Remember the fall of 2019? Bitcoin had been chopping sideways for months, the Fed quietly flipped the script on monetary tightening, and then – almost overnight – altcoins went berserk.
I still remember watching Chainlink go from $1.80 to $4 in a single weekend. Cardano tripled in six weeks. And XRP? Well, let’s just say a lot of people wish they had paid more attention back then.
Fast forward to the last week of November 2025 and something eerily familiar is happening again – only this time the setup looks even cleaner.
The Macro Trigger Nobody Is Talking About (Yet)
The Federal Reserve’s quantitative tightening program – the slow bleeding of liquidity that started in 2022 – is scheduled to wind down in literally a matter of days. At the same time, manufacturing PMI numbers are teasing the 50 line from below, exactly like they did in the second half of 2019.

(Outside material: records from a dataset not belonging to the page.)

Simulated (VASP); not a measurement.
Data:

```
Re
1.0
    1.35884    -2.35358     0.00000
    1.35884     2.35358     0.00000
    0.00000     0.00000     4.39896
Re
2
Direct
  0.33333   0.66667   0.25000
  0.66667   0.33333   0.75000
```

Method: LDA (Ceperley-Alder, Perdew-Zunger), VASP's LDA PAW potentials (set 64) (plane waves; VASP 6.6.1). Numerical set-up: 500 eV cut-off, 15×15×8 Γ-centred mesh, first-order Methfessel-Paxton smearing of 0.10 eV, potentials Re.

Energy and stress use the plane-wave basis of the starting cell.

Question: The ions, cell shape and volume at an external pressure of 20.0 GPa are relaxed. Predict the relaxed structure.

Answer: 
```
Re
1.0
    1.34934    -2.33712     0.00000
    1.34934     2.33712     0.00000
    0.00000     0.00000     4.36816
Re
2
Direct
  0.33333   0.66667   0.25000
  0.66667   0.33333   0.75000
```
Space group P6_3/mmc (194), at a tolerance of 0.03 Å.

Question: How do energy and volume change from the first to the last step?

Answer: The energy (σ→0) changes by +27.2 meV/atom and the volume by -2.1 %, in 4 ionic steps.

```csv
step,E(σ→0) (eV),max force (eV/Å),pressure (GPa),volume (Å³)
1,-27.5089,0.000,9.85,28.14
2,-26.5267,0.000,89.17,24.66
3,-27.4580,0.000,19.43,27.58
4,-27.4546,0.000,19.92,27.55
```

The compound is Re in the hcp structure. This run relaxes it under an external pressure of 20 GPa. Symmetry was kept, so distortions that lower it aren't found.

When those two things happen together, risk assets tend to wake up. And in crypto, “risk assets” basically means everything that isn’t Bitcoin.
One prominent analyst recently pointed out that we’re seeing the same confluence of signals that preceded the last major altcoin season. The scary part? The charts of three specific projects look almost identical to where they were right before the 2019-2020 breakout.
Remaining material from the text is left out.